Redefining Productivity
How do you grow an economy when your businesses are plugging into a Second Industrial Revolution platform that has matured in 1990 and which hasn’t moved since then?
When we think about the term productivity we tend to think in terms of ‘more output per input’ which translates to ‘more capital for better machines and better workers’. According to Rifkin this represents only 40% of what productivity really is. The rest of productivity occurs as a result of aggregate efficiency, i.e. the ratio of potential work to the actual useful work you get out of a conversion. For example: when a lion devours an antilope, only 10% to 20% of its total energy gets converged into energy that is useful for the lion. All the rest gets lost into the conversion.
The second industrial revolution in the US started in 1903 with a 3% aggregate efficiency. This means that for every conversion along the value chain (extracting, storing, transporting, producing, consuming, recycling) about 97% of the energy was lost. By 1990, the US got up to about 13%, Germany got to 18,5% and Japan up to 20% aggregate efficiency. Since then, nothing changed in that ratio. Labor reforms, market reforms, fiscal reforms or new kinds of incentives or even the best technologies will not help that aggregate efficiency to go up as long as we are operating on the platform of the Second Industrial Revolution. We will never get above the ceiling of 20% aggregate efficiency, which makes up the biggest part of productivity.
“We just think we need to create a million Steve Jobs and the job will be done.” Unfortunately it’s not that simple.
The Internet of Things
The digital technology of the communication internet has now matured and it is converging with a digitalized renewable energy internet and a digitalized automated GPS driverless road / rail / water / air internet. This will create three internets in one of communication, energy and transport, to manage, power and move economic activity across the value chains. These three internets ride upon a platform that is called the internet of things.
Big data is sent to communication, energy and transport so we can learn how to better manage, power and move economic activity across the value chains. Sensors in the factories, the agricultural fields, smart homes, smart vehicles, smart warehouses, etc and by 2030 we have ubiquitous interconnectivity. We are creating an external global brain, that can flow any data on everything going on to everyone at all times.

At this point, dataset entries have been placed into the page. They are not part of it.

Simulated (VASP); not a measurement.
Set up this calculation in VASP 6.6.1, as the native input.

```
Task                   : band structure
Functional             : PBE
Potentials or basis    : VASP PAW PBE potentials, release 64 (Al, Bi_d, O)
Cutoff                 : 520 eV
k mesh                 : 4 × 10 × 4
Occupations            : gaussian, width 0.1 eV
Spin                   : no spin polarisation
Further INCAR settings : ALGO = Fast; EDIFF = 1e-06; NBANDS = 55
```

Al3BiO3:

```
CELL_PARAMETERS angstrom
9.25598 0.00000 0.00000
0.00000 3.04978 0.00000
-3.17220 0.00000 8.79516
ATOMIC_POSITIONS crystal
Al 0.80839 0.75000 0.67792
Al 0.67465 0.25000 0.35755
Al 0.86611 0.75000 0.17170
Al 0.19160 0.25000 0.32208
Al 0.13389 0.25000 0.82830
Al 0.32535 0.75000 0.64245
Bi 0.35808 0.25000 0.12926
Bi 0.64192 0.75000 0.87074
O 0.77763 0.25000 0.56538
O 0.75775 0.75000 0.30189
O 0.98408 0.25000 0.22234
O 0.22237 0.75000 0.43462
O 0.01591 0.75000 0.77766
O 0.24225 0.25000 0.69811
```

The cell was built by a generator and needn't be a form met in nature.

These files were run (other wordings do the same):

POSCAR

The internet of things is driving the third industrial revolution. It started with the digitalization of the factory floor with robotics and computers and it is still maturing. The whole human race can now go up on the internet of things platform with cheap mobile technology and have a transparent picture of all the data going around the world. There is equal access to the external global brain of big data. This is where the core of the third industrial revolution lies: we can democratize economic life because all of us can engage each other directly.
“No more middlemen, no more vertically integrated organizations separating us. We can start to connect the human race to think as one extended human family.”
But then what about network neutrality? How do we ensure that governments or corporations will not start to take advantage of this for political or commercial gain? And what about privacy, cyber-crime and cyber-terrorism? How do we ensure resiliency in the system because we are all increasingly depending on the internet of things. There is a paradox here, because when we enclose it, we will not be able to get the productivity out of it. We and the future generations will need to spend attention and money to address these issues. We cannot be blind for that.
The Sharing Economy
Here is what the internet of things platform allows us:
- Anybody can access their own data that is flowing through the value chain and separate it from the other big data.
- Next, we can take the data of our own value chain (our own chain of extracting, storing, transporting, producing, consuming, recycling) and use analytics to mine our big data on our own chain.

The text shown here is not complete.